If you've always wanted to do your own welding or have a welding machine gathering dust in your garage because you don't know how to use it, now's the perfect time to learn how.
welder Gloria Hurly
Artist and welder Gloria Hurly creates art with steel. Photos by Chris Zdeb

If you've always wanted to do your own welding or have a welding machine gathering dust in your garage because you don't know how to use it, now's the perfect time to learn how.

The downturn in Alberta's oil and gas industry requiring fewer industrial welders has created a void in the training sector being partially filled by eager home hobbyists or garage welders.

For example, the Garage Welding Level 1 course offered by Metro Continuing Education fills up the day the calendar of classes being offered comes out, with just as many people being turned away, says welding instructor Tedd Gunn, who teaches at the (CLAC) Christian Labour Association of Canada's training centre.

Men and women of all ages, from teachers, office workers, artists looking for a different medium, to retirees or people nearing retirement wanting a new hobby, and do-it-yourselfers who have little jobs to fix or want to build something for their yard, are signing up to learn the basics of welding.

Many come in not knowing the first thing about it and "most of them are impressed they can weld after the first night," he says. "There's a big market out there for people that want to just have the basic knowledge to do a decent job."

It's been fuelled over the last 10-12 years by TV shows featuring guys building hot rods, junkyard wars, monster garages.

"People see it on TV and they want to be able to do it."

Gunn was inspired to start offering garage welding classes after meeting people who had bought a welding machine but weren't using it because they couldn't make it work.

"They don't want to be a ticketed welder; they don't want to go weld on the pipeline, they just want to be a hobbyist welder or do steel art. So we ran the first program last fall and it's been a big success."

Besides providing classes, CLAC also rents welding booths and equipment by the hour for hobbyists who don't want or can't afford to buy a welding machine.

 Welding artist Keith Kobylka. Welding artist Keith Kobylka.

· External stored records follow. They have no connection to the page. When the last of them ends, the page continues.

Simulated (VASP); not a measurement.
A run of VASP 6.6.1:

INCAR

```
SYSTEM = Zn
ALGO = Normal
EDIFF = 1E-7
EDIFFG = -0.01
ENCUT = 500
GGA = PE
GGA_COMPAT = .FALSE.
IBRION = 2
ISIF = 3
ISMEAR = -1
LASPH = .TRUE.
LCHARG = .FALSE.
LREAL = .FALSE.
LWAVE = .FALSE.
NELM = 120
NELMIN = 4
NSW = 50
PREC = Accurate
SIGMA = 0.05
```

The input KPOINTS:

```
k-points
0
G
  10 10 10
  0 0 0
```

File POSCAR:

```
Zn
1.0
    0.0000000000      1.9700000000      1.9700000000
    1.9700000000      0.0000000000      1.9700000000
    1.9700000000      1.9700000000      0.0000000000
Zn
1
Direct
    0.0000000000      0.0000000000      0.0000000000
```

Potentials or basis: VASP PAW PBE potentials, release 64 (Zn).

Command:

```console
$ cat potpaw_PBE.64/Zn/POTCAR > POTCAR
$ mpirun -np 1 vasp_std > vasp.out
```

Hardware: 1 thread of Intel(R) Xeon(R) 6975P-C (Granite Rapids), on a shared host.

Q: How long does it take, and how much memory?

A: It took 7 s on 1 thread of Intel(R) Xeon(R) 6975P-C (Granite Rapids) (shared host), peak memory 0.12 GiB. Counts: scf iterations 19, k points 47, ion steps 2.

One home hobbyist who has taken Gunn's class and owns a machine is artist Keith Kobylka, 59, who uses it to make sculptures.

Welding machines are getting more user-friendly, he observes, so they can be plugged into different voltages making it easier for home hobbyists to weld in their garages.

"Also, it's pretty cool to be able to glue metal together and make it stick," Kobylka adds laughing.

Gloria Hurly, who is in her 60s, has always been around horses and loves horseshoe art. She learned how to weld last year to make her own boot racks, coffee mug holders, wine racks, even a miniature Christmas tree made of hoofwear. What started as a hobby is becoming a home business with family and friends clamouring for her art.

"My friends think it's great but initially they were kind of shocked like, "Welding?' Now they say that's really neat because horseshoe art is unusual."

When Hurly took her first class with Gunn he asked why she wanted to start welding at her age.

"I told him, basically, because it's creative, it's relaxing, it's interesting, I enjoy doing it, you feel like you're accomplishing something, and it's something you can kind of put your mark on.

"You're never too told to start welding."

Hurly's ultimate goal is to make an elaborate horse-head piece of art.

NAIT, which has seen a drop in students taking its three-year industrial welding course, also runs evening classes for home hobbyists through its continuing education program.

Three years ago the industrial welding program – the largest welding training program in the world – was filled to capacity with 2,100 students, says Chris Manning, head of the manufacturing, fabrication and maintenance department. This year the school is training 660 welders, believed to be the lowest enrolment in the history of the program.

 Welding instructor Tedd Gunn. Welding instructor Tedd Gunn.

Even the number of people taking garage welding is down, he says, in part because when people have less disposable income they are less likely to take on a hobby that is not cheap.

Both Manning and Gunn think the downturn in the oil and gas industry has stabilized, but even when the demand for industrial welders returns, Gunn says garage welders won't be going anywhere.

Besides basic welding classes, Gunn is adding a Level 2 course to teach home hobbyists how to use welding related tools like grinders.

"This is going to go on. I can't stop it now even if the economy improves, because this has really taken off. There's room for both."